Wash and dry all produce. Trim, then thinly slice scallions, keeping greens and whites separate. Mince garlic. Core and seed poblano, then cut into ½-inch squares. Drain and rinse beans.
Heat a drizzle of oil in a large pan over medium-high heat. Add turkey, breaking it up into pieces. Cook, tossing occasionally, until browned at the edges and no longer pink, 5-6 minutes. Season with salt and pepper. Remove from pan with a slotted spoon and set aside.

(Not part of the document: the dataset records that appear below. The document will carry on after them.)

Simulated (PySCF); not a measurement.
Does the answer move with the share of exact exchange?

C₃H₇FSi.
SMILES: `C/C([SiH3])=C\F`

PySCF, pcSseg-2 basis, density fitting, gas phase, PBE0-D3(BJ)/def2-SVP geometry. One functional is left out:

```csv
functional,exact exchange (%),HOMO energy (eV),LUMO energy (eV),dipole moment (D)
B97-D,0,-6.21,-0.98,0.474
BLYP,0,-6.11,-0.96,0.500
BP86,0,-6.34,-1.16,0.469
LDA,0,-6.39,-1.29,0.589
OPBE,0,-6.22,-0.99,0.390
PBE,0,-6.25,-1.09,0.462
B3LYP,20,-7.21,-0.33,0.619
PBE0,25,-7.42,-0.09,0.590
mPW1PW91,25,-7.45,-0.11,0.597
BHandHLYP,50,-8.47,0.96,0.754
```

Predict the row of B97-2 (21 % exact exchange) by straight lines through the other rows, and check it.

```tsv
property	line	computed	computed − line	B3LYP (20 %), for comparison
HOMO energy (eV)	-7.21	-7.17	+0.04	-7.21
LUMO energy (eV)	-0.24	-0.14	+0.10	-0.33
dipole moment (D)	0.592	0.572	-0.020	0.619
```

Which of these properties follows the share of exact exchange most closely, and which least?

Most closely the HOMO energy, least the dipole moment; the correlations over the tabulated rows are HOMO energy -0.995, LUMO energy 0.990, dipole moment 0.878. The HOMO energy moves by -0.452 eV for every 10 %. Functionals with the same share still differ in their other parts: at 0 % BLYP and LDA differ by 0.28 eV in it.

Remove pan from heat and carefully pour out and discard any excess grease left by turkey. Return to medium-high heat and add scallion whites, poblano, and garlic. Cook, tossing, until lightly browned and softened, 5-6 minutes.
Add chili powder to pan and toss to coat veggies. Cook until fragrant, about 30 seconds. Season with salt and pepper.
Add stock concentrate, beans, tomatoes, beef, and 1 cup water to pan and stir to combine. Bring to a boil, then lower heat and let simmer until thick and stew-like, about 10 minutes. Let it simmer longer for a stronger flavor. Season with salt and pepper.
Divide chili between bowls. Sprinkle with cheddar and scallion greens. Dollop with sour cream and serve.